But Dayton proved tenacious, leveraging his family name and spending millions of his personal fortune in his quest to serve in public office. His populist streak and straightforward-personal brand helped him hold the favor of voters over the years, his contemporaries say.
"There's no question he marches to the beat of his own drummer," said Mike Erlandson, the former chair of the DFL Party. "Even when people were frustrated with him, they couldn't quarrel with the fact that he was grounded in his beliefs and that he was sincere."
'Outside of the mainstream'
After his injury on the ice, Dayton certainly had the privilege of options for his future. Dayton's great-grandfather founded a department store chain and his father, Bruce, was the CEO of Dayton Hudson Corp., which would eventually become the $62 billion Target Corp.
But he never really took to the family department store business. After college, he spent his first few years as a teacher in tough districts in New York City and working at a nonprofit in Boston for runaway teens.
In his first brush with politics, Dayton was considered radical by other Democrats. He protested the Vietnam War, donated to the Black Panthers' legal defense fund and landed a coveted spot — as he sees it — on President Richard Nixon's enemies list. He was subpoenaed to a grand jury, considered part of a conspiracy.
When the Watergate scandal that eventually led to Nixon's resignation broke, Dayton said he was "transfixed."
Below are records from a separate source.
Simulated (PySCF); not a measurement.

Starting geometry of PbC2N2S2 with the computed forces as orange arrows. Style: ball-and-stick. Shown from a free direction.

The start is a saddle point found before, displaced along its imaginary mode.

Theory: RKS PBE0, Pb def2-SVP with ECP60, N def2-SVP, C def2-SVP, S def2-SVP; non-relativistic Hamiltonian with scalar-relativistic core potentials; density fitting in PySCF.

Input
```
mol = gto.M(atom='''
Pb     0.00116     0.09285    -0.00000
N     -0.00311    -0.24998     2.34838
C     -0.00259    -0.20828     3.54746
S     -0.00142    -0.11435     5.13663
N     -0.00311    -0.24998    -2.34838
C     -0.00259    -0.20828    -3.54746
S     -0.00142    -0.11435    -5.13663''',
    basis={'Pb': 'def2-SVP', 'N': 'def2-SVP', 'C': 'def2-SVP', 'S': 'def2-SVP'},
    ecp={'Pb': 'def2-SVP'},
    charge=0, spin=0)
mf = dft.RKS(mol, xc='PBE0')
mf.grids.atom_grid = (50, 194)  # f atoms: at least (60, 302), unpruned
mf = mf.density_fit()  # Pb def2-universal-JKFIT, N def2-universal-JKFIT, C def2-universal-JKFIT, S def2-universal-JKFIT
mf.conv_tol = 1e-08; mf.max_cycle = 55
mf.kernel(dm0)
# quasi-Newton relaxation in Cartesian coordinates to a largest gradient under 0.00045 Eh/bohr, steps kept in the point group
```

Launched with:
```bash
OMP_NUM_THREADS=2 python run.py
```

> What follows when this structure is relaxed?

"I wasn't in the Democratic Party, I was outside of it," he said. "I felt that I was excluded from the mainstream political life in this country, but then I just watched these guys who said we were the crooks and investigated us, and suddenly they were the ones who were the crooks. It put me back in the mainstream."
Politics as a career
In his late 20s, Dayton wanted to take his work to the next level — shaping public policy — and took advantage of his family connections
His father put in a word with his friend, U.S. Sen. Walter Mondale, to give the young Dayton a job in his office. Not long after, he landed on the staff of DFL Gov. Rudy Perpich, who eventually appointed him state economic development commissioner at the age of 31.
Bill Blazar met Dayton in the early 1980s after he'd left the Perpich administration and started a rural economic development nonprofit called the Minnesota Project. Blazar, who would eventually go on to work for the Minnesota Chamber of Commerce, was always more conservative than his friend Dayton, but the young idealist was always down for a good debate.
"You'd better just be prepared as he was," Blazar remembered. "You can disagree with him, but you've got to respect the fact that he has a clearly defined set of beliefs."
In 1982 Dayton launched a challenge to incumbent Republican Sen. Dave Durenberger. He prevailed in the primary, but the general election campaign was grueling. Durenberger accused Dayton of trying to buy the election and likened the 35-year-old heir's pursuit to rich guilt.
In the end, Dayton sunk roughly $7 million of his own money in the race — the most of any campaign in state history at the time — and still lost by 6 points.
Dayton's scars
In 1989 Dayton attempted his first political comeback by taking an unusual step: he called up reporters to arrange an interview about his struggle with addiction.
He had returned to Perpich's administration after his loss to Durenberger, but he left unexpectedly in 1986. Behind the scenes, Dayton had recently lost a close personal friend, and was going through a divorce from his wife, Alida Messinger, a Rockefeller and the mother of his two sons.
He eventually checked himself into the Betty Ford Center in California. He spent nearly a month there in 1987 and enrolled in a Christian ethics course the following year.
As other politicians were painting portraits of their idyllic lives, Dayton was opening up about his family's history with alcoholism, depression and his own efforts to get sober.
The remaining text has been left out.